Is a 2060 at 1080p (or 1440p with DLSS) accessible enough? Or should we only look at 4K ultra to decide what’s playable?
https://www.pcgamesn.com/control/nv...formance-benchmarks#nn-graph-sheet-1440p-dlss
I finished Control. You think Control is a game-changer in visual immersion?!
Can you compare Control with maxed out RT with e.g. Demon's Souls 2020?
We're still missing what it takes for RT to truly take off.
Here's the case with real-time raytracing. There are 3 important factors:
- Raytracing being used at a level that is universally perceivable as being substantially better than a rasterization trick (and without sacrificing
everything else, like you see in e.g. LEGO or RTX Minecraft)
- Getting good enough performance with raytracing
- Using affordable hardware
In 2021, you pick two. You can't pick three. I hope you don't think Control is where you get all three.

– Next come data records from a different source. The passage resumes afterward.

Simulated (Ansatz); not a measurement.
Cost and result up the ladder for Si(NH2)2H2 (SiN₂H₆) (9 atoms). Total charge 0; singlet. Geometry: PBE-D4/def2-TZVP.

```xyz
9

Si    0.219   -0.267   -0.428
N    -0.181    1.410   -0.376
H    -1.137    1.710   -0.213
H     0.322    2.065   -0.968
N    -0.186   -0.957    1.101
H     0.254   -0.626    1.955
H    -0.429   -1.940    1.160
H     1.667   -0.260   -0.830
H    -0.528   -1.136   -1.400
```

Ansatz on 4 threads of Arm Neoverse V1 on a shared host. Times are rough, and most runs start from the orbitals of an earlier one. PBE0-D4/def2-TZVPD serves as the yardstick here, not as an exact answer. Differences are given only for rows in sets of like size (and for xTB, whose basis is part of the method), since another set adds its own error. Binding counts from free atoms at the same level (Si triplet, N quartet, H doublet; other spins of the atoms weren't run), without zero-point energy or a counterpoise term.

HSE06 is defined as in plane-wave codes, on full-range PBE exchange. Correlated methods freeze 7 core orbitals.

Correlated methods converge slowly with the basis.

Given how we're in Q4 2021 and the next generation of Nvidia and AMD videocards are expected to cost an arm and a leg, picking all three won't happen in 2022 either, and I doubt 2023 will be much better.
Now I’m really curious to know which graphics tech you think has been more transformative in a similar timeframe (3 yrs).
RT is up there with 3D acceleration and unified shaders.
Texture filtering, pixel shaders and then unified shaders (which eventually gave way to compute shaders). Next one for me is definitely virtualized geometry for "unlimited" geometry detail, without a shred of doubt.
Raytracing is super cool but it's just not feasible to use on a large scale of hardware in a meaningful way, so I think RT's "transformative 3 years" won't start until 2023.
They can't hold that opinion forever. As long as the limits of graphical prowess wants to be pushed more power is required.
Of course they can't and they won't!
All those videos I shared from the past 6 months present opinions based on what they have now and what is expected to come up to 2 years from now. They all say that in some form or another.
All companies are moving back towards accelerators provided people want to see better graphics and people will eventually have to come to agreement with that over time; the better accelerators will have the best performance in games.
All companies? Intel and Nvidia are, for their dGPUs.
But Microsoft and Sony, whose consoles move the majority of AAA game sales at launch, decided to stick to an architecture that repurposes the TMUs for RT acceleration and don't use dedicated tensor cores.
The first RT implementation in a smartphone is apparently coming in the form of Exynos 2200 which uses RDNA2 just like the consoles. The first RT implementation in a handheld console is arguably the Steam Deck, with another RDNA2 GPU.
Is Apple expected to use exclusively dedicated RT units in their future iGPUs? Is there a chance Nintendo will actually pay for the footprint of a SoC that has dedicated RT units, for their next handheld?